Producers could be getting their appetite for investment back with oil at $65

CNBC

  • With oil prices in a protracted period of relative stability, oil majors are gradually getting the confidence to invest once again, the CEO of Woodside Petroleum indicated.
  • Although Coleman cautioned that it was still too early to budget for $65 oil, he also acknowledged bullish developments in the space.
Why fossil fuels are not necessarily 'dirty': Woodside CEO

Why fossil fuels are not necessarily ‘dirty’: Woodside CEO  

With oil prices in a protracted period of stability, oil companies are gradually getting the confidence to invest once again, the chief executive of Australia’s biggest independent oil and gas producer indicated Monday.

“It’s a nice spot where it is at the moment, around $60 and $65 per barrel,” Peter Coleman, CEO of Australian oil and gas producer Woodside Petroleum, told CNBC at the Credit Suisse Asian Investment Conference in Hong Kong.

“You can almost say that $65 today is kind of the new $80 of what we were three or four years ago, simply because we’ve got cost down and we’ve got margin back into our business,” he said, adding that current price levels meant that operations are sustainable today.

On Monday, oil prices pared some of their gains made after settling above $62 in the last session.

Although Coleman cautioned that it was still too early to budget for $65 oil, he also acknowledged bullish developments in the space.

“At this price, you’re starting to see new projects go to final investment decisions so people are starting to get that confidence again that they can invest,” Coleman said, adding that plenty of companies are making substantial investments in the renewable energy space.

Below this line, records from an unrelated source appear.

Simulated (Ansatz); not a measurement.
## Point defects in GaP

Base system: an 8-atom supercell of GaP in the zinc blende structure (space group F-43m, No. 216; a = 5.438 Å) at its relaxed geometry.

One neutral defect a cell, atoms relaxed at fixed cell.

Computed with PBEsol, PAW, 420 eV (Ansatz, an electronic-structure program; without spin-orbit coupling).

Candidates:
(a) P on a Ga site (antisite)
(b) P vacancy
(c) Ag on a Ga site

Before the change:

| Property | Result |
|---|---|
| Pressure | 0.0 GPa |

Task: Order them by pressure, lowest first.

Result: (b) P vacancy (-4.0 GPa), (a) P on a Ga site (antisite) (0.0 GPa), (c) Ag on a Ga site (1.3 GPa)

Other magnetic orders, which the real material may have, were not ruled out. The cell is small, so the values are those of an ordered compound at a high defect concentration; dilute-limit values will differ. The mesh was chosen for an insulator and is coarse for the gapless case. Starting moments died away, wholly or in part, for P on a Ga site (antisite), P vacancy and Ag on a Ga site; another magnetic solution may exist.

According to Coleman, companies are also starting to change their portfolio mix in a bid to tackle their carbon footprint.

“You can see they’re going more gas-oriented. They’re actually starting to say the mantra is moving from being an oil and gas company to being a gas and oil company,” he said.

Woodside announced earlier in the month that its intention to buy Exxon Mobil’s 50 percent stake in the Scarborough gas field in Australia had been approved by BHP, a stakeholder in the development.